So how should we look at who owns and controls the use of so-called public art?

There certainly is a tradition that the owner of the property on which the art sits has that control.  The City of Bayonne recognized that, at least implicitly, in seeking permission (mistakenly from the non-owner) before putting up the Wepner mural, and this tradition went back to at least the 1930s when the Rockefellers felt free as property owners to destroy the Man at the Crossroads mural that they had commissioned for the lobby of the RCA Building, as reported in the press.  The work “was chiseled off the wall without warning or notice,” and “broken into pieces before being carted away and dumped”–they were never punished for what many claimed was “art murder” or “cultural vandalism,” according to one commentator.  This sort of presumptive right to art running with the land as it were was also seen more recently in the United Kingdom after the painting “Slave Labour” “was installed without permission in a public location on a private building,” a discount store in North London in May 2012; when the painting became popular and well known, the property owner cut it out of the wall and sold it for over half-million dollars.

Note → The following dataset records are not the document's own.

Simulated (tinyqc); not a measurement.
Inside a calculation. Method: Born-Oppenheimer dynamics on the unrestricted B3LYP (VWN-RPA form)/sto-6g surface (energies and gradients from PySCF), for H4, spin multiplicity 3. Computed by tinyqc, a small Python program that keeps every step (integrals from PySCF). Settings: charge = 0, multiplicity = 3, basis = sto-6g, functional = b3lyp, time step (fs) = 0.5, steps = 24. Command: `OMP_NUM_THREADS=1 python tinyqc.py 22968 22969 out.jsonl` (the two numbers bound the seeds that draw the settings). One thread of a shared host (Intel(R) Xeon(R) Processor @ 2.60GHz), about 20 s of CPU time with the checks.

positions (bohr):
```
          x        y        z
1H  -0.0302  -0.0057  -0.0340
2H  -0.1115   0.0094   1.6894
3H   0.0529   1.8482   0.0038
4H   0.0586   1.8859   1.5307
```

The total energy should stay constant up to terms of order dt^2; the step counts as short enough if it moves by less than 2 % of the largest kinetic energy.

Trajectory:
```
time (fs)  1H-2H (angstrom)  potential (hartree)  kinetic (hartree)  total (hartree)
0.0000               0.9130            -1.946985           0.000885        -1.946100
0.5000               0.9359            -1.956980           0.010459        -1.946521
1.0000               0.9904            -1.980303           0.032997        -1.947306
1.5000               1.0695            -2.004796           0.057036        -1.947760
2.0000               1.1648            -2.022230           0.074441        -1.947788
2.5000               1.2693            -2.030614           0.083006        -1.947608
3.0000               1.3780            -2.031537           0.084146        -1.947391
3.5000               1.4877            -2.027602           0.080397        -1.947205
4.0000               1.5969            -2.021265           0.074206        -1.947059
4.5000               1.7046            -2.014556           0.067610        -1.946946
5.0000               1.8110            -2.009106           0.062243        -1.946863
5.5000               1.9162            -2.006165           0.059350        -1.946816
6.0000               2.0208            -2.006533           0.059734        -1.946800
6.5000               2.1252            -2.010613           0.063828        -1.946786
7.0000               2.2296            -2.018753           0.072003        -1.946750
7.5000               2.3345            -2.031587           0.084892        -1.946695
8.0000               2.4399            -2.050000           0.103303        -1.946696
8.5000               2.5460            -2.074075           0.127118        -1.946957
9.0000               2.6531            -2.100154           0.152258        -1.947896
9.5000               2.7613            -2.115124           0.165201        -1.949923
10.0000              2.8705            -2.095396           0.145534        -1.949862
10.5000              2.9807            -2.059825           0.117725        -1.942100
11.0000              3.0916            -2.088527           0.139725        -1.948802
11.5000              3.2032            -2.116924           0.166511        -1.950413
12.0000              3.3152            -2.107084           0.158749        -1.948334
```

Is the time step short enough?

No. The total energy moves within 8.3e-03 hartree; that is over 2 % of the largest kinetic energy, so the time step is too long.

One may naturally suggest that the artist retains rights in the art, and should therefore have some control over what is done or not done to it.

That is at least one implication of the United States’ Visual Artists Rights Act of 1990 (“VARA”), 17 U.S.C. § 106A, and the damage award make to $6.75 million damages award given to the graffiti artists in the 5Pointz case after a real estate developer willfully, and according to the court, prematurely destroyed “a prominent tourist attraction” made up of “formidable works of aerosol art,” that existed in  “this outdoor museum where kids can touch the wall, and .. you can’t do that at a museum. You can’t go and touch a Van Gogh or like a Mona Lisa.” But that very court in the same opinion said that “If he did not destroy 5Pointz until he received his permits and demolished it 10 months later,” it would have awarded little if anything to these artists, and that court had five years earlier held that the “plaintiffs were not entitled to a preliminary injunction under the Visual Artists Rights Act of 1990 (“VARA”), 17 U.S.C. § 106A, to prevent the destruction of their paintings that adorned the exterior of the buildings owned by the defendants, which are scheduled for demolition.” So how much do the artists actually control, especially in the United States with its almost not existent recognition of moral rights.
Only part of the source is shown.